What God has made clean, do not call common.
It seems that in the days of the Master Israel had taken the considerations of Leviticus 11 to such an extreme that it rendered fellowship with common folks and non-Jews impossible. In a way, it may have been the actual idea behind the commandment.
There is nothing wrong with giving due diligence to the Commandments; Yeshua himself taught extreme measures in order to avoid breaking them (Matthew 5:27—30). In all ussues though, Yeshua was helping the leaders of Israel to apply these commandments in balance with other ones, especially concerning their universal mission to the world, which required fellowship and contact. What he was teaching was the idea of, “These you ought to have done, without neglecting the others" (Matthew 23:23). Yeshua personally spoke to Peter about it in a vision telling him, “What God has tahor-ed, (consider ceremonially fit) do not tamei (consider ceremonially contaminated) (Acts 10:15). This allowed Peter to go to the house of the Roman centurion Cornelius. By obeying the Master's vision, Peter initiated a revolutionary theological break with the Judaism of his day. He was throwing the newly-born Nazarene movement into its universal mission of teaching Torah to the gentile world, move that Paul followed in Syrian Antioch, later in Turkey, Greece, and finally, Rome.

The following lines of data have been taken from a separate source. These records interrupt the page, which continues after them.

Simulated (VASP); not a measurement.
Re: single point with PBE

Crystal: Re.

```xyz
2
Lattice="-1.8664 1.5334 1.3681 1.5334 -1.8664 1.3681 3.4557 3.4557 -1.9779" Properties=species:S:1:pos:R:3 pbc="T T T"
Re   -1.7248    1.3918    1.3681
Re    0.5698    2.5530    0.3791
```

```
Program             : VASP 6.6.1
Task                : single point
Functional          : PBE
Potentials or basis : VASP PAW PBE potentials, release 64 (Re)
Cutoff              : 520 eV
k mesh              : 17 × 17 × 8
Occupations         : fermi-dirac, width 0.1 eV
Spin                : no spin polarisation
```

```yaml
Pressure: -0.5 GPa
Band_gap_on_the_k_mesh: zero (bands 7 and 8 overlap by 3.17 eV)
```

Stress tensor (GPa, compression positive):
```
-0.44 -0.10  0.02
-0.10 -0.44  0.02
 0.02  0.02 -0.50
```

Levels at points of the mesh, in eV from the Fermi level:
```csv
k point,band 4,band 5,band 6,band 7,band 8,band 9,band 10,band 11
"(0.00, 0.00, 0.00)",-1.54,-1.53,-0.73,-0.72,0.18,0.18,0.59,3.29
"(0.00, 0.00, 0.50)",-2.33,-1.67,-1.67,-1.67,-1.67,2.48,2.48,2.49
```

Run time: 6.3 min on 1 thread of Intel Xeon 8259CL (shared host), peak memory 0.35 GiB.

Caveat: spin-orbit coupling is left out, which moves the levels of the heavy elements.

Peter was the one chosen to challenge the stiff religious status quo of his day. As great as a disciple as he was, his weakness often surfaced. We saw him denying the Master the night of his arrest, and again in Antioch, to Paul’s horror, withdrawing himself from fellowship with Gentiles (Matthew 26:75; Galatians 2:11—14). In both cases Peter yielded to peer-pressure and fear. He was afraid to stand up because he valued the opinions of men.
It is easy to blame Peter, but what the Master was teaching here was of utmost importance. Whereas Yeshua retained the Torah ideas of holiness, of being kadosh דושק, set-apart for Hashem, he was teaching it in an application that did not hamper the mission of being a light to our brothers, and to the world. The Master in effect was saying, "Do my will and trust me for your ceremonial sanctity; you can never attain it anyways!”; “These you ought to have done, without neglecting the others" (Matthew 23:23).
Sad to say, I meet many today who in an undue attention t these things separate themselves from even their relatives. I have seen people even divorce on the same sort of imbalanced religious grounds. If he were there, the Master would be rolling in his grave, but we know that he is not there, praise be Hashem. He actually sadly watches us wondering how come he, he who is the holiest one of Israel, he who was set-apart for Hashem from creation, Hw come he was not afraid to put on the tamei (ceremonial contamination) of the world in order to reach us but we, we are too holy do it in order to reach out to our peers?
Even though Peter denied the Master in front of men (Matthew 10:33), the Master forgave Peter and reinstated him (John 21:15—18). Later Peter also repented from his self-righteous separatism in Antioch and died as a martyr while ministering to the believers in Rome, Jews and Gentiles. May we also like Peter and Paul learn from Yeshua's teachings and properly balance the commandments. A wise man may learn by his experiences, but a wiser man learns by the experiences of others!